A SMILING Abiola Jacobs walked out of the Georgetown High Court a free woman after a 12-member jury found her not guilty of the alleged January 31, 2014 murder of Donna Taylor.
The accused sprinted down the steps of the High Court with her relatives in tow after the verdict was announced by Justice James Bovell-Drakes.
The group was hugging and jumping up as they walked off into the busy downtown streets and disappeared after the jury returned a not guilty verdict after several hours of deliberations.
After the foreman announced the verdict, the judge told the accused that she was free to go, and she was led away into the corridors of the High Court smiling.
The state was represented by Mandel Moore in association with Lisa Cave while the defence attorney was Adrian Thompson.
Police reported that Taylor’s body was found aback her Agricola home on Friday, January 31, 2014 with her throat slit, her hands bound behind her and a cloth wrapped around her neck.
According to the police report, Samantha Sabatt, who had been a guest at the deceased’s home at the time of the incident, and who was the state’s star witness, placed the accused at the scene on the night in question. She further said she jumped from the window onto the veranda of the two-storey house in Agricola after she heard a man’s voice saying “open the door” and knew she was in danger.
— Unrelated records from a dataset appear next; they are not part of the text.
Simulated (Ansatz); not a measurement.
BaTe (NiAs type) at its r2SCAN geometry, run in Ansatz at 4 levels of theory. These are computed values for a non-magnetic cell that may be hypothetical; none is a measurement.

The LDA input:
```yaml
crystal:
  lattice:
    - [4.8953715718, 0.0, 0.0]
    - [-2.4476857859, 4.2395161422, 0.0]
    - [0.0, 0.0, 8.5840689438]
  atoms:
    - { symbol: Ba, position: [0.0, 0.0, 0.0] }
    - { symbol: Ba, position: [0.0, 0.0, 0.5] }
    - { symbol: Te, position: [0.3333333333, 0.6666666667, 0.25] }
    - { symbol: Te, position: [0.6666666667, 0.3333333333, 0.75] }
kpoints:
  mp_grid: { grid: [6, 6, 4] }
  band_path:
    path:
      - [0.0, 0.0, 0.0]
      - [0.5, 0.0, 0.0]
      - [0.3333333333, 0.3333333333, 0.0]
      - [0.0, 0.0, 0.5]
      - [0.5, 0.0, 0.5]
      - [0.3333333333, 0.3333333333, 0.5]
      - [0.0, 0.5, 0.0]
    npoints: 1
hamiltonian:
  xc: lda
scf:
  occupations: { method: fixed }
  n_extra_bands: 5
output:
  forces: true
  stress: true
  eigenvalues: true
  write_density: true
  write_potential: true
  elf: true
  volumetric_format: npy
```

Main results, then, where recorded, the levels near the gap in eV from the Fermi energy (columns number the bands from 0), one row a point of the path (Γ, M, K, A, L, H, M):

Jacobs, of Lot 55 Evan Phillips Park, Agricola, East Bank Demerara, was the girlfriend of the dead woman’s son, Bertram Taylor, Jr. but the young man had reportedly broken off the relationship with her and was at the time seeing Sabatt who was a guest at their house.
Sabatt had travelled to Guyana from the United Kingdom to attend the funeral of her father and was staying at Taylor’s residence back then.
A post-mortem conducted by Dr. Nehaul Singh gave the cause of death as shock and haemorrhage due to an incised wound to the neck, compounded by blunt force trauma to the head.